One of the disadvantages of teaching children to be independent is the need to appeal, disagree, or give an opinion respectfully. Of course, I don’t see this as a real disadvantage, merely a necessary long-term lesson as a result of my emphasis. Some would consider it a disadvantage, perhaps. They eliminate the need for this lesson by rarely allowing any dissent or questioning.
When I ask my child to obey, I’m open to considering an appeal. “Can I finish making this space shuttle?” As long as it’s truly an appeal and not a delay tactic, I have no problem in many cases allowing a request like this. What normally comes out is “I’m going to finish making this space shuttle.” My response is usually, “No, you must ask mommy about finishing. You don’t tell mommy. May I finish making the space shuttle?” Sometimes I will say, “No. Obey first and then finish.” I will do this if I think he’s getting into a pattern of not obeying quickly, or if I simply want him to obey right away. Often, I will allow him to finish what he was doing, because I know that I don’t transition well when I’m concentrating on something important. Recently Bethel started appealing. When I ask her to stop kicking Laurel’s car seat, she replies “A little bit?” She’s asked “A little bit?” several times in the last week or two.
Disagreeing respectfully is another challenge. Right now, David is in a developmental stage where he’s making wild assertions. He saw a contrail and said “That’s a rocket.” When his daddy told him that he was mistaken, his response was “No. That’s a rocket. I know it is a rocket.” This dogmatism is common. Our response at this point has simply been to respond “I am not going to argue with you.” At this point that’s mostly what we’re doing. I will often mention that it takes humility to say “I was wrong” or “I don’t know.” When David says it, or we see someone else say it, I make a big deal about that. I know that David needs to hear Lee and I be honest about our limitations and mistakes. I haven’t yet figured out how I want him to disagree respectfully, so we haven’t made a big deal out of this yet. Maybe when he can understand the difference between dogmatism and deference we’ll start teaching this.

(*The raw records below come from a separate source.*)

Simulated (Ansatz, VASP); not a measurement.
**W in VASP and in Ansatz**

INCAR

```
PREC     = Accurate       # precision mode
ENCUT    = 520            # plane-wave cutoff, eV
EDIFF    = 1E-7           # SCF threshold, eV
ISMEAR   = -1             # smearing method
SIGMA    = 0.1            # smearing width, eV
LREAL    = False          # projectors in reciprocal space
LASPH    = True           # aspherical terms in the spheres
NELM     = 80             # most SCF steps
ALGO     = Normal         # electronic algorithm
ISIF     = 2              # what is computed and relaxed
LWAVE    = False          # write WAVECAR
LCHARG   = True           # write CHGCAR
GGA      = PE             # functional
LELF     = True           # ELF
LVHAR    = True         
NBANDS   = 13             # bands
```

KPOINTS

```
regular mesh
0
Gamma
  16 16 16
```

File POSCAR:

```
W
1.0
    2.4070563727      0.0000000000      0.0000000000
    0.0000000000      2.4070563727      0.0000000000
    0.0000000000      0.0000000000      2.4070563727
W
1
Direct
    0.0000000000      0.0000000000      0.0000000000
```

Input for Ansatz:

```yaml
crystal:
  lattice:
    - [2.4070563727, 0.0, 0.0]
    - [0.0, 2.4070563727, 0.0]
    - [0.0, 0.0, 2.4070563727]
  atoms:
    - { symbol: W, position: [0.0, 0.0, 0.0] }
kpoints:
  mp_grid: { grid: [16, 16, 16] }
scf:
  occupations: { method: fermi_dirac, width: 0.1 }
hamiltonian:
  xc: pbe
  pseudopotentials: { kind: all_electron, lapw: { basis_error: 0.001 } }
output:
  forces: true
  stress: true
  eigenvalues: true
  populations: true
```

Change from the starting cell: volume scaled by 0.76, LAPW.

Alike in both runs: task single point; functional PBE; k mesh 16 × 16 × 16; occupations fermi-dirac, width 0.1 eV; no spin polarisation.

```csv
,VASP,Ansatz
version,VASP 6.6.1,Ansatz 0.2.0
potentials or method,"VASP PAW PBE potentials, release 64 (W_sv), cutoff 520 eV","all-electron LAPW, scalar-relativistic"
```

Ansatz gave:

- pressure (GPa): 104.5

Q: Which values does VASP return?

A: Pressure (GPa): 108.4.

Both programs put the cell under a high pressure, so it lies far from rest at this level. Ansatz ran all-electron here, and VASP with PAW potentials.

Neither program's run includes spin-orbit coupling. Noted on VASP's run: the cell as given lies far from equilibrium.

Allowing an opinion also means I must teach them how to give it. A child might say “I don’t like peas” when being served. He might object to the pair of shoes on sale because he doesn’t like the color. He might insist on doing something “himself” or “I do it.” I’m constantly helping both David and Bethel (3 and 2) reword opinions or requests. “A better way to say that is ‘I don’t care for peas'” When shopping for my children, I’ll often let them choose or pick something I know they’ll like (instead of what pleases me). I also encourage the “I do it myself,” except I make sure they’re polite about it “May I do it myself” or “I’d like to do it myself, please”
One of the harder things about teaching independence is the realization that I often make choices for them without considering their tastes or desires. I’m not talking about catering to every whim. David has a definite style for clothing. We’ve been blessed with good friends who have literally given him an entire wardrobe for sizes 4-7. Some of the beautiful shirts he has have gone unworn because he has a few favorites. Right now, Bethel chooses all the pink books from the library. David chooses books I wouldn’t have considered. But I do want to recognize that they are individual people, and allow them practice making wise choices. If they never have an opportunity to even make choices, how can I expect them to make wise choices?
I guess I should go take a nap while all three are sleeping. I’ll get to the laundry and house later.